The face negotiation theory, developed by Stella Ting-Toomey (1988, 2005), explains the culture-based, individual-based, and situational factors that shape communicators’ tendencies in approaching and managing conflicts. The meaning of “face” is generally conceptualized as how we want others to see us and treat us and how we actually treat others in association with their social self-conception expectations. In everyday interactions, individuals are constantly making conscious or unconscious choices concerning face-saving and face-honoring issues across interpersonal, workplace, classroom, and international contexts. While face is about a claimed sense of favorable interactional identity, facework is about verbal and nonverbal behaviors that protect/save self, other, or mutual face.

Connections

Staff need to be skilled at understanding how to negotiate situations with multiple approaches to facework. Professional development programs for staff, faculty, and students should be implemented to enhance the appreciation for the importance of maintaining face, particularly in light of multiple ways to resolve conflict.

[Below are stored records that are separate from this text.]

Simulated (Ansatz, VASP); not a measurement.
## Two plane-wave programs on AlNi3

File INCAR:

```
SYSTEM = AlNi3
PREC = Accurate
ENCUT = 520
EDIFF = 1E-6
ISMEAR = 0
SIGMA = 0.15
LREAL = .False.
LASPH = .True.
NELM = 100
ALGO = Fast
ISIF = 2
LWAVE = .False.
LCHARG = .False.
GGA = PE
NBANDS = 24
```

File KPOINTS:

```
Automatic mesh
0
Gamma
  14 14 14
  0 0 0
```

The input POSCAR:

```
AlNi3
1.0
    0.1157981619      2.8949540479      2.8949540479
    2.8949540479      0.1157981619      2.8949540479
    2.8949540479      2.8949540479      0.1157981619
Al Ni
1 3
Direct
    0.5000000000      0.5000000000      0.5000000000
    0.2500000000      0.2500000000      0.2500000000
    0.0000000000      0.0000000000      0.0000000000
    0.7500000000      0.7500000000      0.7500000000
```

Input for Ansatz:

In having a good grasp of the face-negotiation (FT) theoretical framework, international education training programs can benefit from the following FT theory application objectives:

  1. Train administrators, staff, and faculty to understand the potential value clashes of individualism-collectivism and small/large power distance value dimensions;
  2. Train on campus faculty members to be culturally sensitive to diverse facework and conflict communication styles (e.g., direct versus tactful) of international students in the classrooms;
  3. Train international students to engage in self-face assertion or mutual-face integrative facework negotiation process;
  4. Train U.S. students to appreciate other-face consideration process and practice other-oriented or mutual-oriented face-saving behaviors; and
  5. Train both international students and American students and other targeted clients to code-switch flexibly and perspective-take mindfully in relationship to particular cross-cultural situational features.